Burger brand Rustlers has caused a stir on social media with the launch of its new veggie burger, the Meatless Maverick. 

The controversy isn’t so much around what’s in the pack, but what’s on it. The packaging comes complete with a label depicting a leaf and the words ‘plant based’. But here’s the kicker: on closer inspection, it becomes apparent the product also includes a slice of cheese (and we’re not talking a coconut-based alternative).

It’s a problematic claim given that the term ’plant-based’ has become near synonymous with ‘suitable for vegans’. Tesco’s director of plant-based innovation Derek Sarno is staunchly vegan and includes no animal products in his Wicked Kitchen line. Plant Based News is a news platform that promotes all things vegan, and steers well clear of any endorsement of meat, eggs or dairy. Brands such as Princes, Higgidy and Boursin also use their own ‘plant-based’ labels to describe entirely vegan products.

So it’s no surprise that many consumers see the two terms as interchangeable. An Instagram poll conducted by The Grocer revealed that 227 of the 740 respondents (31%) believed plant-based and vegan were synonymous. Only 14% believed the same could be said for ‘vegetarian’.

All of which has seen Rustlers’ vegetarian ’plant-based’ burger cause a stir. Some branded the leaf label misleading. Others went further. In a since deleted social media thread, one user accused the brand of greenwashing by jumping on the eco credentials of the vegan movement.

One disgruntled member of Facebook group Vegan Food UK even called the plant-based label on the Meatless Maverick burger ’dangerous’  –  specifically for people with allergies, who might pick up the product expecting a plant-based product to be dairy-free.

Rustlers hasn’t technically done anything wrong. The term ‘plant-based’ is unregulated in the UK, leaving it open to interpretation.

The brand says: ”The Meatless Maverick is certified vegetarian, which is communicated on the pack along with our description of Meatless Maverick as a ‘plant-based’ classic burger with cheese and our signature sauce.”

It’s a different story in the US, where the Plant Based Foods Association offers a ‘certified plant based’ seal only open to products that are entirely free from animal ingredients and vegan-friendly. “The most important thing to understand is that for PBFA, ‘plant-based’ means 100% free from animal ingredients,” it says. “We make no exceptions to this rule.”

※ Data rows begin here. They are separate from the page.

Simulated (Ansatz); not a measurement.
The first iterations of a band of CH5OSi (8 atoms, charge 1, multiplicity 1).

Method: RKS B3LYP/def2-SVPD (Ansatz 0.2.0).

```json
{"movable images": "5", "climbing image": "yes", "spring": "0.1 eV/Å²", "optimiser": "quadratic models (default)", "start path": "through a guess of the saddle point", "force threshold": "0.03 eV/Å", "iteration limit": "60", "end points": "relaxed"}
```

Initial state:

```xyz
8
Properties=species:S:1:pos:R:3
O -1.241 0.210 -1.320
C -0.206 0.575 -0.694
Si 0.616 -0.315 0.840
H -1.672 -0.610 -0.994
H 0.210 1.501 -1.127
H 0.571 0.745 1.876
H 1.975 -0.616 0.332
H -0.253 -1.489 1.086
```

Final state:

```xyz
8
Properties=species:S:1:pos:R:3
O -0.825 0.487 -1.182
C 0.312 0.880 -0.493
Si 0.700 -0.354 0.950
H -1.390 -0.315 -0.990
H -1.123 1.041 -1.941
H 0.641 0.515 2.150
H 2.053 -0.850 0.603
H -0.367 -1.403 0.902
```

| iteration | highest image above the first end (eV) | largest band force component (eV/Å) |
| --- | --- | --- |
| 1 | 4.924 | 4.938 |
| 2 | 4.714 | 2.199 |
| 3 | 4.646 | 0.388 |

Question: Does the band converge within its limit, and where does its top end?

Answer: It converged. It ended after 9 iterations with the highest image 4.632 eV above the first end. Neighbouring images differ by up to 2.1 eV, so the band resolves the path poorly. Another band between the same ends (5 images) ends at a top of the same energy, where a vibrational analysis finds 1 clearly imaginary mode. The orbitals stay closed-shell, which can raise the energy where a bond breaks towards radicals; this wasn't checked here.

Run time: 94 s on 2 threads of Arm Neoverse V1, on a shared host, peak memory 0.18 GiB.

In fact, the difference for the PBFA is that vegan certifications could apply to non-food items, whereas it exclusively focuses on food products – specifically plant-based meat, egg and dairy alternatives.

The latest confusion over the Rustlers burger suggests it’s time for a more clear-cut definition in the UK, too. The simplest being that plant-based should equate to vegan. But in that case, it won’t leave any room for a cheese slice.